Trust us, Bill Maher — you don't want to talk to us for free. | Theater | Pittsburgh | Pittsburgh City Paper

Trust us, Bill Maher — you don't want to talk to us for free.

You can't give free interviews to a free newspaper that just anyone can read or sleep under.

Bill Maher
Bill Maher

NEW RULE.

You can't talk for a living and then promote yourself by giving it away for free. That's bad for business — ask any prostitute. From now on, when Bill Maher charges $92.95 to hear him talk at the Byham Theater, we will not interview him. When the wheelchair section costs $62.75, you can't give free interviews to a free newspaper that just anyone can read or sleep under.

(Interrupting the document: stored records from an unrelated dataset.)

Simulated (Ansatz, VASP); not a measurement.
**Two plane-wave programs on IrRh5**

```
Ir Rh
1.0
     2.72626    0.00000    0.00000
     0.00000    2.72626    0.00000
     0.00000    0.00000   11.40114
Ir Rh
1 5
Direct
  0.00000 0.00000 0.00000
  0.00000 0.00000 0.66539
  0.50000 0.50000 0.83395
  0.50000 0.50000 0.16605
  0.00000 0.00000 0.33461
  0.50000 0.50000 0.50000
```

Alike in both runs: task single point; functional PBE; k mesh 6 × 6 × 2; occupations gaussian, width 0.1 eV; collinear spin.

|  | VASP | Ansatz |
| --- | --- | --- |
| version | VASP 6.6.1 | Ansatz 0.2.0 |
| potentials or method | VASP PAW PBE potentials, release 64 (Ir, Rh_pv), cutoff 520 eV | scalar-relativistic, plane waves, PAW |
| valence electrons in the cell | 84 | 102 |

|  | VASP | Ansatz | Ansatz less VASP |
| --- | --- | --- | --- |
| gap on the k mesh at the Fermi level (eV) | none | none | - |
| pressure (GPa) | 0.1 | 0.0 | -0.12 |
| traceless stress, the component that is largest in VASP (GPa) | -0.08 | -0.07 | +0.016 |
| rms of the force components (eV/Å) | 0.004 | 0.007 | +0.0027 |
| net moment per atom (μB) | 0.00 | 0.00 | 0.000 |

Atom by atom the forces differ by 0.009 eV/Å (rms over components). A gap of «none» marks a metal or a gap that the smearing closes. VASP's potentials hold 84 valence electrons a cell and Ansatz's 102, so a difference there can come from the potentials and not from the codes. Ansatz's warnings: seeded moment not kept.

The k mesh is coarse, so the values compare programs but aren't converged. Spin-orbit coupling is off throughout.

This is America: When we want to know about a celebrity's upcoming project, famous spouse or opinions on U.S. foreign policy — we call people who pose for Maxim, or who hit a ball with a stick.

Painters, musicians and actors are often terrible talkers — that's why we interview them. Today's reader doesn't need the humiliation of yet another display of unattainable talent; we want to see shooting stars brought to earth, at their most mediocre: talking.

"Now that's a confrontational painter/Czechoslovakian composer/legendary method actor I could have a beer with!" And if they're pretty, and maybe in a Twilight movie, we might put them on the cover.

"Wait," you think. "Bill Maher talks for free all the time — what about Politically Incorrect and Real Time With Bill Maher?" Yes, but those programs are not free: You foot the bill, my friends, by renting your synapses to advertisers and selling your browsing history.

And Maher writes books. Last year, he transcribed jokes from Real Time onto papyrus as The New New Rules: A Funny Look at How Everybody but Me Has Their Head Up Their Ass. And his documentary that upset all the "religulous" people was just another way of pointing out people with their head up their ass.

"Rules are the signposts that define where our rights end and those of our fellow citizens begin," writes Maher in The New Rules (2005). And he's determined "to establish new ones for a self-obsessed, success-by-any-means, get-mine culture."

If Bill Maher really wants us to promote his show, he must stop getting baked and calling City Paper in the middle of the night — the groveling voice-mails are getting embarrassing. From now on, he has to display his mediocrity through  finger-painting or interpretive dance — anything, really, so long as it doesn't comment, make people laugh or involve words.

AND NEW RULE.

No more fat jokes about Rush Limbaugh. We just can't bear it.